This week marks the deadline for New York City’s Jewish and other non-public schools to apply for a groundbreaking security program in which the city will pay for security guards – just as it does for public schools. The new program the first of its kind in the country, was spearheaded by City Councilman David Greenfield and Teach NYS, a project of the Orthodox Union Advocacy Center.
In New York City, more than 200,000 children in pre-K-12th grade — 18.1 percent of the city’s school population — are enrolled in Jewish day schools and yeshivas and Catholic, Muslim and other non-public schools. Yet until this year, after the city council passed Local Law 2, non-public schools had to dig into their often already-strained coffers to get the same protection the city affords public schools.
The new law, which the city council overwhelmingly approved in December 2015, puts aside almost $20 million to pay for the security guards. The protection comes at a time that religious schools and institutions are increasingly coming under threat nationwide.
“I fought for years to bring security guards to non-public schools because every student has the right to a safe place to learn,” Greenfield said. “After five years of hard work, I’m thrilled that I have been able to realize my vision of making New York’s non-public schools safe for all students. I want to thank Teach NYS for their tireless support and advocacy in helping me to make this happen.”
Security guards are a basic necessity to protect children at school, said Morris Tabush, a parent at Barkai Yeshivah in the Midwood section of Brooklyn. While Barkai Yeshivah has had security personnel on site for a couple of years, Tabush said, “It has always been a financial burden. In the yeshiva world, money is always extremely tight.
“So much of our budget goes to financial assistance,” Tabush said. “So to be able to get this help from the city is a huge boost. And I’m grateful to Teach NYS for the tremendous work it did, and continues to do for the Orthodox community and the Jewish community at large.”
Rabbi Pinchas Avruch, executive director of Bais Yaakov Academy of Queens, echoed that sentiment.

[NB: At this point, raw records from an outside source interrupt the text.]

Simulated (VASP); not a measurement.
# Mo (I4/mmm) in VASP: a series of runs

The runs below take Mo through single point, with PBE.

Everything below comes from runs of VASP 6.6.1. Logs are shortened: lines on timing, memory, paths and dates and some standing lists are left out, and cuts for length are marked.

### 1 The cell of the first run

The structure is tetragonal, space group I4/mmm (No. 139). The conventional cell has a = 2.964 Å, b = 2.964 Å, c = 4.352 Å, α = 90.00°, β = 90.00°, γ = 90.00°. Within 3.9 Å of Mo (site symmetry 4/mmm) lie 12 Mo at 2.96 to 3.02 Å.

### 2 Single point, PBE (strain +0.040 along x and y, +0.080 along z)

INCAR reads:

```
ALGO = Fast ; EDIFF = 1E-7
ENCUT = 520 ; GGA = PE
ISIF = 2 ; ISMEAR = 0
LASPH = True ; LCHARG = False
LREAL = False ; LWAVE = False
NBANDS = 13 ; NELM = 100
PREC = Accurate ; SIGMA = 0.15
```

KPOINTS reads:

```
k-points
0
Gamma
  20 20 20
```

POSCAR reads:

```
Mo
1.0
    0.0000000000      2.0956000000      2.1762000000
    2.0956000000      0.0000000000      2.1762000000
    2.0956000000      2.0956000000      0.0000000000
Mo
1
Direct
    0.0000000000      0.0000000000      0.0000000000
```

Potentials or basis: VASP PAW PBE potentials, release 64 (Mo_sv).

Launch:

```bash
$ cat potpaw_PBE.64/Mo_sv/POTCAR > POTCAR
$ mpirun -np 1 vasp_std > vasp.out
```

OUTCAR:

“The idea of having security guards at the school came up numerous times but there wasn’t a great urgency, Avruch said. “Then the San Bernardino tragedy happened. And it quickly became a priority.” After all, he said, “every child has the right to a safe school environment.”
Said Allen Fagin, the Orthodox Union’s executive vice president, “Now, more than ever, with families increasingly concerned about security, all kids deserve a safe learning environment and this law helps provide that.”
Local Law 2 allocates $19.8 million in city funding in the first year for non-public schools to train and hire unarmed, licensed, private security guards at schools with at least 300 students, with one additional officer per each 500 students. A school with 2,000 students, for example, would be provided five guards.
OU Advocacy’s work to increase safety for our community extends far beyond schools; in 2005, Nathan Diament, executive director of OU Advocacy, spearheaded the creation of the U.S. Department of Homeland Security’s Nonprofit Security Grant Program to help secure synagogues, Jewish day schools and other nonprofits. And every year, OU Advocacy works with partners in Congress to ensure the NPSG is funded.
Since its inception, the federal program has awarded more than $175 million in grants. This past spring, 66 Jewish schools and shuls in and around New York City alone received $5.2 million of the $20 million in grants in this year’s allocation.
That funding, combined with another $13.5 million delivered to non-public schools under New York State’s “SAFE Act” from 2013-2015 – roughly 40 percent to Jewish schools – is enabling Jewish day schools across the state to make their buildings safer. For this year, the state has allocated another $15 million to non-public schools under the SAFE Act.
“Both Jewish schools as well as synagogues have to balance between keeping the attendees safe and buildings secure, and offering a welcoming environment,” said Maury Litwack, OU Advocacy’s director of state political affairs. “We are now in a much better position to do so with these new provisions in effect.”